From the Design Desk: More Covers Loved and Lost
It’s been quite awhile since we’ve given our readers a peek into our book cover design process, and it’s always fun for us to look back at the ones that got away. Each book that we design will go through many rounds of cover directions with feedback coming in from fellow designers, editors, sales and marketing, and of course, the book’s author. It’s interesting to see the visual journey that results in a final published cover.
Here’s a sampling of some of our recent covers loved and lost:
Designer Hillary Caudle wanted to leave the kraft board exposed to give it a raw, tactile quality that would mimic the work featured inside, but after playing around with all her options—screen prints, stickers, tip-ins, exposed spine, etc.—everyone just kept going back to the striking beauty of Cara Barer’s Explorer image. So, ultimately she ditched the elaborate concept of the deconstructed book in favor of a simple, unobstructed, stunning image of the treasure inside. At least she got to keep the exposed spine!
For this board game—a mash-up of beer tasting and beer trivia—the box cover needed to communicate fun plus beer. I liked how the first two covers were simple and not too illustrative and alluded to beer labels. On the third I added a bottle to more quickly convey the drinking element of the game play. While the author and editor liked these directions and they were getting to that beer directive, we ultimately felt the cover needed to be more punchy and bold. I played with color, typography, and iconography, to better get at that fun part. Here’s where we landed.
For this book, a “celebration of the wonder, peculiarity, and magnificence of championship chickens,” designer Anne Kenady was looking for the perfect cover image to show the subject matter at a glance, while also communicating the wide range of the photos inside. The first one was the author’s choice for the cover, and it’s really quite an interesting specimen! It speaks to the range of birds in the book, but ultimately it just didn’t immediately read as chicken. She put him on the back cover as a compromise. The other two were beautiful roosters, but more expected. The winning photo has great texture and visual interest, and he’s the perfect balance of unusual and classic chick.

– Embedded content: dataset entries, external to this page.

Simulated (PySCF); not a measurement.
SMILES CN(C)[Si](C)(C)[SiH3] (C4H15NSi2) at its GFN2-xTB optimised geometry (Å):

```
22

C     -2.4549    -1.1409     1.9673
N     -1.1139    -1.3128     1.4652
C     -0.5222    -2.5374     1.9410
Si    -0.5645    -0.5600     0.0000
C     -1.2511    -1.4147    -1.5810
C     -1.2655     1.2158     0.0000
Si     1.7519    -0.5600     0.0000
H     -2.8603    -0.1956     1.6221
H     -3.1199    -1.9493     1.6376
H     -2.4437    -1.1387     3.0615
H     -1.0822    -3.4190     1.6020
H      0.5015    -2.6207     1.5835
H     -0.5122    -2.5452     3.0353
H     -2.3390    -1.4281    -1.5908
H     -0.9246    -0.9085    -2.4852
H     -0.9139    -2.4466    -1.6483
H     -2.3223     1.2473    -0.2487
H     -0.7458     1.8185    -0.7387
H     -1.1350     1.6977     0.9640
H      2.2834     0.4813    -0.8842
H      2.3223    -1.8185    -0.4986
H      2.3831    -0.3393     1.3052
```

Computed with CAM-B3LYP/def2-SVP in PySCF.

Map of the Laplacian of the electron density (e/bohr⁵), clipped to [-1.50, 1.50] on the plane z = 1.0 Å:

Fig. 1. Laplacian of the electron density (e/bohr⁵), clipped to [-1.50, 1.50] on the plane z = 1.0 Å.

Designer Jen Tolo Pierce went through quite a few rounds of cover directions for this empowering dating guide for real women. The earlier covers were rejected for feeling too YA (young adult) fiction and not right for the reader in mind. She worked with the authors to really key into their intended audience of sophisticated, smart women, and ended up with a much more refined, subtly feminine cover that feels more timeless-handbook than trendy-self-help.
This book is a non-fiction investigation into an unsolved case from Soviet-era Russia. The author, editor and I agreed that the cover needed to convey a few things at the same time, ideally using one strong image—the setting in Russia’s Ural Mountains, an archival evidentiary quality, and an overall sense of mystery. Luckily the book contains a cache of archival photographs relating to the case. Initially I loved the eerie, dark image of the book’s titular mountain, but it was a bit too abstract for a quick read of the cover. I explored many other images and treatments, but we all kept coming back to the incredible photo of the young adventurers skiing off into a blizzard—one of the very last photos taken by the group before they met their untimely deaths. The photo had place, time, and mystery all wrapped into one clear visual. The typography and iconic red star further communicate Soviet Russia.